Clementine Ford discusses her first love with a woman, the beauty of the LGBTQIA experience – including the complexity of the asexual aspect of it – and why the human capacity to love, and love again, gives her so much hope.
“All love is valid and all expressions of self are valid,” Clementine Ford emphasises, speaking about how her feminism intersects with her experience of being LGBTQ+ on Episode 8 of OUTcast Podcast.
“More than anything, I feel like we should all be in control and in charge of our sexuality.”
The Australian feminist, writer, broadcaster and public speaker has shared her story of falling in love with a woman and coming out at the age of 21, in the finale of OUTcast Podcast’s inaugural season.
“I came out when I was 21 and spent a lot of my teenage years not just hiding it from other people, but also hiding it from myself,” Clementine confesses on OUTcast. “I wouldn’t say I had an internalised biphobia, or internalised homophobia, in myself. It’s more that I just don’t feel cool enough to be a part of the community. I’m a bit of a nerd!” she laughs.
Well, we love “nerds.”
Clementine also talks about grappling with her own experiences of asexuality at times. “There have been times when I’ve thought to myself, ‘can you go through periods of asexuality, or can an asexual identity ebb and flow in your life?’ Honestly, exploring that is more frightening to me than exploring same-sex attraction,” the writer admits.

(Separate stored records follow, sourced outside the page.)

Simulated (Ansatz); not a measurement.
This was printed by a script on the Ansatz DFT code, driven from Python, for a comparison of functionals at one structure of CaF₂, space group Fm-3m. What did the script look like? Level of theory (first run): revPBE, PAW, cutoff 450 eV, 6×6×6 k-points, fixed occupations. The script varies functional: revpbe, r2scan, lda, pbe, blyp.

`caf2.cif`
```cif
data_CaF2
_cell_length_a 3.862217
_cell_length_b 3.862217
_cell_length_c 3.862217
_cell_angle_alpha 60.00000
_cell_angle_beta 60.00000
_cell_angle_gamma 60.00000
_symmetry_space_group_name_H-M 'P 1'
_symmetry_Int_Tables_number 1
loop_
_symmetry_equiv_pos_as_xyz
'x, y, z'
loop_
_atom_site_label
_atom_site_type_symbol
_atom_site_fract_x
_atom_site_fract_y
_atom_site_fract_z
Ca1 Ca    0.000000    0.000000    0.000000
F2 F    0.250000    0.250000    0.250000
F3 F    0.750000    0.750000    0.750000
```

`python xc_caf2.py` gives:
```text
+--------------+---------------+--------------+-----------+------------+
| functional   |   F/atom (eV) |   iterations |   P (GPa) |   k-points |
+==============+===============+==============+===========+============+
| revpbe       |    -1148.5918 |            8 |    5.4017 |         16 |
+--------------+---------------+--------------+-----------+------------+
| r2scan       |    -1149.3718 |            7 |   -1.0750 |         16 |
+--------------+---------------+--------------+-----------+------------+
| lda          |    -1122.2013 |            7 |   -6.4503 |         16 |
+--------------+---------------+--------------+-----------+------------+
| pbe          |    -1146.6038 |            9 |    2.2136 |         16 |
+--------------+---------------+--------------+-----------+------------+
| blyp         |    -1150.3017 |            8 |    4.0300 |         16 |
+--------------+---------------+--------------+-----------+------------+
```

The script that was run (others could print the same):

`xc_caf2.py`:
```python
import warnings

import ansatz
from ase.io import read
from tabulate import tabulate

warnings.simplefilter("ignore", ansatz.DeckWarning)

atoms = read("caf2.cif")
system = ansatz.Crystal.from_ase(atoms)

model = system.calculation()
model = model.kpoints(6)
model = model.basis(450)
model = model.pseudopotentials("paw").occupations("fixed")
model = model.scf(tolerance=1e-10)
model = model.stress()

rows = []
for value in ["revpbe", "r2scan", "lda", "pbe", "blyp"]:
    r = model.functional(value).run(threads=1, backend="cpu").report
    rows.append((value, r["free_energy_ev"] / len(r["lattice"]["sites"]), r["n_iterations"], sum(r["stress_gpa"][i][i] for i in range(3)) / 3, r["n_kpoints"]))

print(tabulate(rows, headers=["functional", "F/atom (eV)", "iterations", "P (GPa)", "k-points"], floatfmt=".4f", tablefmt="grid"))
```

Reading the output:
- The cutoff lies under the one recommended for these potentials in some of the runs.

The writer speaks openly with our host Rosie about her first love with a woman, the beauty of the LGBTQ+ experience – including the complexity of the asexual aspect of it – and why the human capacity to love, and love again, gives her so much hope.
Listen to the full episode of OUTcast featuring Clementine Ford below, or wherever you usually enjoy your podcasts.
Clementine Ford’s first love: ‘it was like our souls had met in some way’
Clementine begins her new book, How We Love: Notes on a Life, by sharing the story of how she met her first love. They had a whirlwind romance, and Clementine fell hard for her.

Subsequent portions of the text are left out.